After winter break, the girls at the very prestigious Longbourn Academy become obsessed with the prom. Lizzie Bennet, who attends Longbourn on a scholarship, isn’t interested in designer dresses and expensive shoes, but her best friend, Jane, might be — especially now that Charles Bingley is back from a semester in London.
Lizzie is happy about her friend’s burgeoning romance but less than impressed by Charles’s friend, Will Darcy, who’s snobby and pretentious. Darcy doesn’t seem to like Lizzie either, but she assumes it’s because her family doesn’t have money. Clearly, Will Darcy is a pompous jerk — so why does Lizzie find herself drawn to him anyway?
Will Lizzie’s pride and Will’s prejudice keep them apart? Or are they a prom couple in the making? Whatever the result, Elizabeth Eulberg, author of The Lonely Hearts Club, has concocted a very funny, completely stylish delight for any season — prom or otherwise.
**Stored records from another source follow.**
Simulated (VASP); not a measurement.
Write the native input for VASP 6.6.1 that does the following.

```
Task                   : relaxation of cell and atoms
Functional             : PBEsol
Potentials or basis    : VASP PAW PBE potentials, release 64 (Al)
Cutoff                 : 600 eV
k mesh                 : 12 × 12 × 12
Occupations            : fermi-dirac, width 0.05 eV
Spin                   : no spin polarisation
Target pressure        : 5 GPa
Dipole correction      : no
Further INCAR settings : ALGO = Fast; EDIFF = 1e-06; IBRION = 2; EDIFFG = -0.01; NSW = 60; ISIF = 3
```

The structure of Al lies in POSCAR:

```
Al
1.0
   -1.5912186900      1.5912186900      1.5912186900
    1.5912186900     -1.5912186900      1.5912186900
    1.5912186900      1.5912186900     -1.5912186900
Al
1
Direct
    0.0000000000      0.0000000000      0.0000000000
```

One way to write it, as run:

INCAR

As a fan of Jane Austen’s Pride and Prejudice, I was very excited to discover Elizabeth Eulberg’s high school-centric spin on the beloved classic. I’d read Eublerg’s debut, The Lonely Hearts Club last year, and knew that her empowering and humorous chick lit style would suit the story well.
Even so, I had a few concerns about the novel. For one, I wondered how close Eulberg would follow the original plot. In my experience, authors tend to pull bits and pieces of Austen’s plot, but take the story their own direction. Eulberg, however, kept the framework of the original plot, adding her personal flare by the way she modernized the story. This was by far one of my favorite aspects of Prom and Prejudice. The small changes made the book entirely unique and fresh, while also maintaining the dignity of the story. Even though the cast of characters was virtually the same and they faced the same trials as in the original, I felt like I was reading an entirely new and separate tale.
Pride and Prejudice has quite a few characters – from Bingley and his party to the five Bennet girls. Eulberg masterfully cut down the number of characters, while still doing justice to Austen’s work. Rather than having five Bennet girls running around Longbourn Academy (love this twist!), Eulberg kept only Elizabeth. Jane, in turn, became Lizzie’s closest friend (and roommate) and Lydia, the loud mouth of the five, was Jane’s little sister. This, in my opinion, was a brilliant move on Eulberg’s part, the close relationship of Lizzie and Jane was maintained, as well as Lydia’s role as the little sister. Similarly, Jane and Lizzie kept their role as maternal figures for Lydia, constantly having to save her from herself. Even with part of the Bennet brood missing, it felt as if they were there, another achievement of Eulberg’s.
Furthermore, I greatly enjoyed the twists Eulberg added to Lizzie’s character. Once again, Eulberg made the character her own by giving Lizzie a passion for music. However, my favorite change to Lizzie’s character would have to be her job at the coffee shop. This was only one of many small tweaks to the locations of important events in the novel (including Carnegie Hall and a lavish hotel in New York). It was rather comical to see Wickham and Mr. Collins making their moves on Lizzie over lattes and blended drinks, rather than classical tunes and intricate dances.
Over all, I found Prom and Prejudice to be a highly entertaining read. Whether you’re a fan of the classic or just looking for a great chick lit read, this book is sure to satisfy. Eulberg has masterfully interwoven contemporary fun and high society with the classic story of love and class prejudices.